Obaneja to Burgos
So our albergue in Obaneja was a very tiny place. It had the only restaurant/bar in several towns so we arrived on Saturday. The Spainish love to socialize so there were lots of people having wine etc. We had chosen this place because it was close to Burgos and we wanted to forward our bags but couldn't do that in Burgos because there was no one to receive them as we had rented an air bnb. Turns out not many people stop there. We arrived around 1 so ordered lunch which was fried eggs, bread, slices of pork and guess what. French fries. Dinner was an amazing salad, the deep fried chicken legs and you guessed it French fries. And then a commercial pudding. Not our best but not our worst.
We also got a notice that we had to register our passports etc for our Airbnb this morning so we thought we would go downstairs get a coffee etc and do the booking. Ha. The side door was left open and we went out the covered area outside.
Roz doing our paperwork for the Airbnb.
The albergue. It was of course Sunday too which became a problem as the day went on.
The road is flat. We are carrying full packs so not too bad.
The stork nests are huge. They particularly seem to like church bell towers.
Our first Camino graffiti art.
This was just so cute. We had walked to Castanares and thought we could get some breakfast. It was Sunday. Nothing was open. We were told there was a restaurant about 40 minutes down the path. Off we went.
The restaurant was just up the hill and turned out to be very busy so we had a rest and continued on.
Pavement kills us.
Some truly talented graffiti artists.
Then we were about 4 bridges about 4 km before we could cross the river and get to our Airbnb when we came across a medieval fair. Turns out Burgos was hosting it's first Burgos and El Cid conference/festival. There was jousting.
There were parades. It was held over several weeks and all sorts of things were going on.
There were markets. And banners everywhere.At every bridge there are these archway that lead into the different plazas in the old town.
You can see the Plaza on the otherside.
We managed to drop our bags at the Airbnb and went to find some food. We were starving as we weren't carrying many snacks and we should have known it was Sunday. Roz loves tacos so we saw there was a Tacobell. On our way there we saw these musicians and belly dancers.Now there is story that goes with this lady.

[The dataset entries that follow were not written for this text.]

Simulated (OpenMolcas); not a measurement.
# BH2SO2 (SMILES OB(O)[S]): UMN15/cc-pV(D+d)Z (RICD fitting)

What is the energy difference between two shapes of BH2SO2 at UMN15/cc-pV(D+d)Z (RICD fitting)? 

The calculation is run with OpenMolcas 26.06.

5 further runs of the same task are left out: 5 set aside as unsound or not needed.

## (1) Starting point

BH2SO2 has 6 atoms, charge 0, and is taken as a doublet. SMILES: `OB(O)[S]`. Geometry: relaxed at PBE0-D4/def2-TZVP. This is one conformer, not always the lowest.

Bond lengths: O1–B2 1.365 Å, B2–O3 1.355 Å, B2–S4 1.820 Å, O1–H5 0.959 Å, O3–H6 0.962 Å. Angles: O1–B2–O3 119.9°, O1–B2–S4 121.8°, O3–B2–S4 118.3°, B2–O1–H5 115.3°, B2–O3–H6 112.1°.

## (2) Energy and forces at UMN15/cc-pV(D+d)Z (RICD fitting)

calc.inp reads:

I was trying to find the Bano or WC and this lady was going up in the elevator so she indicated for me to come with her. She was hammering away in Spanish and I said I only speak English. Didn't matter. She took me to the bathroom and I indicated she should go first as there was only one. She went in and then comes back out yammering away and takes me by the hand and drags me into the WC all the while pointing around the toilet and commenting about paper. She checks the men's then indicated I was to follow her. We went down the elevator and she marches up to the counter, I just shrugged my shoulders at Roz saying not sure what's going on but let's see what happens. She got the attention of the counter person over all the other customers and tells them something quite forcefully but nicely I think. Then she indicates we go back upstairs. All the while she is talking to me. She looks at me in the elevator and kind of says you don't understand me shrugged her shoulders and kept talking. We get upstairs and wait about 5 minutes and a young man comes up with TP goes in cleans up quickly. The lady then shook her head in satisfaction and went into the WC. I waited and thanked her and off she went.
There are statues like this all over the old town.
Our first close up of the city. Thise tarps are covering booths of crafts people.
We met a bronze pilgrim.We are in Burgos for 2 nights. Real beds, real towels and a washing machine. Yipee.
Some facts (from Roz)
We are in Burgos. They say we have now completed the "physical" part of the Camino. The next part will be "mental".
We have travelled a total of 286.3 km so far. A very small portion was by bus for various reasons. (about 35 km)
We climbed up and over 21 mountains, 18 of which were between 500 and 1,000 metres. The other three were 1,080, 1,120 and 1,450 metres. We knew the Pyrenees would be difficult the 1st two days but we really had no idea that the mountains did not stop for almost 300 more kms. Looking forward to some flatland!!!